Wolfgang Amadeus Mozart's Piano Concerto No. 20 in D minor K 466 was written in 1785. As was common with his concertos, it is three movements and scored for orchestra with the addition of the timpani which contributes greatly in creating the dark and brooding nature of this work.

A few days after the first performance, the composer's father, Leopold, visiting in Vienna, wrote to his daughter Nannerl about her brother's recent success: [I heard] an excellent new piano concerto by Wolfgang, on which the copyist was still at work when we got there, and your brother didn't even have time to play through the rondo because he had to oversee the copying operation.

It is written in the key of D minor, which held great poignance for Mozart. Some of his most emotional works, such as the Requiem, a Kyrie and the dark opera Don Giovanni, are all in that key.

The young Ludwig van Beethoven admired this concerto and kept it in his repertoire. He wrote a set of cadenzas for it that are used today. Another great German composer Johannes Brahms also wrote his own set of cadenzas although most pianists today also improvised these versions and developed interesting cadenzas of their own.

The first movement starts off the concerto in the dark home key of D minor with the strings restlessly but quietly building up to a full forte. The theme was quickly taken up by the piano soloist and developed throughout the long movement. A slightly brighter mood does exist in the second theme but this theme never becomes jubilant. The timpani further heightens the tension in the coda before the cadenza. The movement rounds out on a quiet note, with the discontent seemingly not very far at hand.

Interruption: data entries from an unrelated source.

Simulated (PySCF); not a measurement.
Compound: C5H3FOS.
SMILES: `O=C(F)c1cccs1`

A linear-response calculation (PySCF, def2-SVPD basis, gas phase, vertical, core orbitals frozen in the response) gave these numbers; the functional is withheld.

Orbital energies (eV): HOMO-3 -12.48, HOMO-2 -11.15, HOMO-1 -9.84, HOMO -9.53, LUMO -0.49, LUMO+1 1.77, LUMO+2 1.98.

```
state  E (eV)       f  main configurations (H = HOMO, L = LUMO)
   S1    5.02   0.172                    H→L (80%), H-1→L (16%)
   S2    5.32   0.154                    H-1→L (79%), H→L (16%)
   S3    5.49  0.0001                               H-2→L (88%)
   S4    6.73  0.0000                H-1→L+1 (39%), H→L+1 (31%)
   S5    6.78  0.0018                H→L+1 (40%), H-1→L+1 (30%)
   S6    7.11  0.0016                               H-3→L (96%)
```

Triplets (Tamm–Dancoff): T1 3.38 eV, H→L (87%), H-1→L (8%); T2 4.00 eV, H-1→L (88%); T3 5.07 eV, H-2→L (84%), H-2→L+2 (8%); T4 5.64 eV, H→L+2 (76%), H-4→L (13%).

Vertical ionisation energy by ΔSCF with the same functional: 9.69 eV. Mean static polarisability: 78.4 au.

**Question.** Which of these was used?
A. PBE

The romantic-sounding 'Romanze' second movement begins brightly with a strong B-flat major melody which is graceful and bold. A contrasting darker section toys with the minor key (G minor) although the earlier theme is brought in again expectantly towards the end of the movement. It is a seven-part Rondo (ABACABA).

The final rondo movement begins with the solo piano rippling upward in the home key before the full orchestra replies with a furious section. (This piano "rippling" is known as the Mannheim Rocket and is a string of eighth notes (d-f-a-d-f) followed by a quarter note (a). A second melody is touched upon by the piano where the mood is still dark but strangely restless. A contrasting cheerful melody in F major ushers in not soon after, introduced by the orchestra before the solo piano rounds off the lively theme. A series of sharp piano chords snaps the bright melody and the beginning passages in D minor on solo piano is heard again, taken up by full orchestra and thereafter follows the same format as above, taking a momentary pause into introducing the customary cadenza. After the cadenza, the mood clears considerably and the bright happy melody is taken up this time by the winds. The solo piano repeats the theme before a full orchestral passage develops the passage and thereby rounding up the concerto with a jubilant D major finish.

The tradition of the heavy brass and lower strings headbanging during the final movement of this began during a performance at the Royal Northern College of Music in Manchester in 1977 and has been preserved at every performance since.